Effectively, should the process be brought on line, 700 square kilometers (270 square miles) of this system would extract the “excess atmospheric CO2” within ten years. If those numbers were accurate an area less than 17 x 17 miles would mop up the “excess” carbon dioxide in the atmosphere. This is a stretch for reasoning, but the numbers work.
Also there is a platinum matter to consider if the design went to solid carbon capture, but the platinum would be recycled endlessly.
The team is also looking at STEP to generate synthetic jet fuel and synthetic diesel. That would get some of the carbon cycling.
The team is working at refinement and scaling of STEP for carbon capture.
Without needing a huge source of production energy by using solar the main problem – the energy needed to drive the heating and electrolysis could pretty much be resolved.
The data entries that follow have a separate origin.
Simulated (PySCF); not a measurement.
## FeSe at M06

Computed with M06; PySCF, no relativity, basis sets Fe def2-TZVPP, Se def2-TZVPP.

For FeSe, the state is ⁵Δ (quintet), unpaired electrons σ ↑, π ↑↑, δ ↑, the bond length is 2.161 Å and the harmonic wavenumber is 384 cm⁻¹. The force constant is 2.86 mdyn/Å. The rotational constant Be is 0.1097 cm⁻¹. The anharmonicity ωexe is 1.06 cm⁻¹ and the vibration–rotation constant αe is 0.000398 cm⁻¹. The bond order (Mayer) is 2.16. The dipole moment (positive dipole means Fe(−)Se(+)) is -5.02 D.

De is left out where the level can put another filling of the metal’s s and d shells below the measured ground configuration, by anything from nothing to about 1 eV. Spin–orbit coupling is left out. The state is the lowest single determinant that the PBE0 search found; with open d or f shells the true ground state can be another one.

There are gaps in the explanation available in the supporting information. Of primary concern is the concentration level of the CO2 entering the process. It’s not clear how pure the CO2 would have to be. Just running air through is one thing, a concentration step to unspecified purity is quite another.
Yet the George Washington team is on to a system with great potential. The external energy production not needed is very significant; the potential for fuel production or sequestration, depending on one’s political views cannot be overlooked.
Solar powered CO2 to new fuel sources just got much closer.